Sunday Times (London) August 11, 2002, Sunday
   Overseas News

                Bosnia expels executives in sex traffic scandal

   BY: Maurice Chittenden

   TWO executives working for KPMG, one of the world's biggest
accounting
   firms, have been expelled from Bosnia over an alleged sex trafficking
   scandal. One was allegedly importing prostitutes to Sarajevo claiming
   that they were his girlfriends. The other was accused of turning a
   blind eye to the activities. The men, both Americans, were expelled
   after a British-based banker working on the same project to help
   Bosnian banks to manage their assets complained to the US State
   Department.

   A videotape recording was obtained of one of the executives using a
   USAID agency car to collect prostitutes from Sarajevo airport after
   they had flown in from Romania and Slovakia. The car's Sfor badges,
   indicating it was part of the Nato-led stabilisation force, gave it
   diplomatic status.

   The prostitutes were paid up to Pounds 500 a day. Some are said later
   to have used the same car to lure girls from a Muslim high school in
   Sarajevo into prostitution on the pretext of helping them start
   "modelling careers".

   After an inquiry by a criminal investigator, the American ambassador
   ordered the executives to return to the United States and they have
   since left the company. The British whistleblower, who has asked not
   to be named for fear of losing contracts, said last week: "The
   Americans were behaving as if it was Vietnam all over again."

   It is the second scandal involving aid workers and the use of
   prostitutes in Bosnia. Last week Kathryn Bolkovac, a policewoman from
   Nebraska, won an industrial tribunal case against being demoted and
   removed from frontline policing in Bosnia after she revealed that
   women and teenagers forced into prostitution were being abused by
   United Nations police officers who were employed to protect them.
   At least 13 employees of DynCorp, an American recruitment agency,
have
   been sent home for prostitution-related activities.

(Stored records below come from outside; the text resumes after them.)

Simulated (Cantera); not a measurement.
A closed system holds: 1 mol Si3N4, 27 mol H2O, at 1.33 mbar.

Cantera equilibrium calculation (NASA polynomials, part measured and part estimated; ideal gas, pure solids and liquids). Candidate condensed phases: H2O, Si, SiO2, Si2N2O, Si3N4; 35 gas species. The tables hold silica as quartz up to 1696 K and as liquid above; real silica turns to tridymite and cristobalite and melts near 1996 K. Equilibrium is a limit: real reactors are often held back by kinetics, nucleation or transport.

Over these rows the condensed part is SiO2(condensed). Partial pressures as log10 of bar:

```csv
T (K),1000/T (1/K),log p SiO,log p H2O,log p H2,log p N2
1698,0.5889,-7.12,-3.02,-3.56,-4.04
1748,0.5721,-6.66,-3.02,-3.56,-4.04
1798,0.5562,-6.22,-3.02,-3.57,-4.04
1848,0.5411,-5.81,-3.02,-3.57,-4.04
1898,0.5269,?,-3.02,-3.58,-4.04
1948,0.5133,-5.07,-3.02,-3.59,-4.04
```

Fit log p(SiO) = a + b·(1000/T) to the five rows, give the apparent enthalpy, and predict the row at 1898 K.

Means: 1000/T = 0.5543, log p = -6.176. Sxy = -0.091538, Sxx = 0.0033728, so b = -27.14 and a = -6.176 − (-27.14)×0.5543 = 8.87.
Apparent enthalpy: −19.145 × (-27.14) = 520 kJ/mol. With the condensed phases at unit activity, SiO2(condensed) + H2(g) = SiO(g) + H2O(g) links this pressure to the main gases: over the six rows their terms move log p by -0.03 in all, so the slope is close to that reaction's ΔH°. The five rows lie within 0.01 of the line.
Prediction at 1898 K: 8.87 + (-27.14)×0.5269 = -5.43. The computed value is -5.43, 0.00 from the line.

   USAID is facing an industrial tribunal in Sarajevo in the latest
case,
   after the driver used by the KPMG executives was dismissed when he
   complained about what he was asked to do.

   The driver, Edin Zundo, a former Bosnian amateur boxing champion,
said
   one of the executives trawled the internet for prostitutes and then
   hired them to come to Bosnia.

   "He kidded me they were his girlfriends but I realised what was going
   on when he didn't even recognise them at the airport," said Zundo.
   KPMG Consulting in Washington said: "The request (for the two to
   leave) came before the investigation was complete. We were informed
by
   the authorities that none of the allegations was substantiated."

   Additional reporting: Philippe Deprez in Sarajevo

   
                  Copyright 2002 Times Newspapers Limited

                                   Serbian News Network - SNN

                                        [EMAIL PROTECTED]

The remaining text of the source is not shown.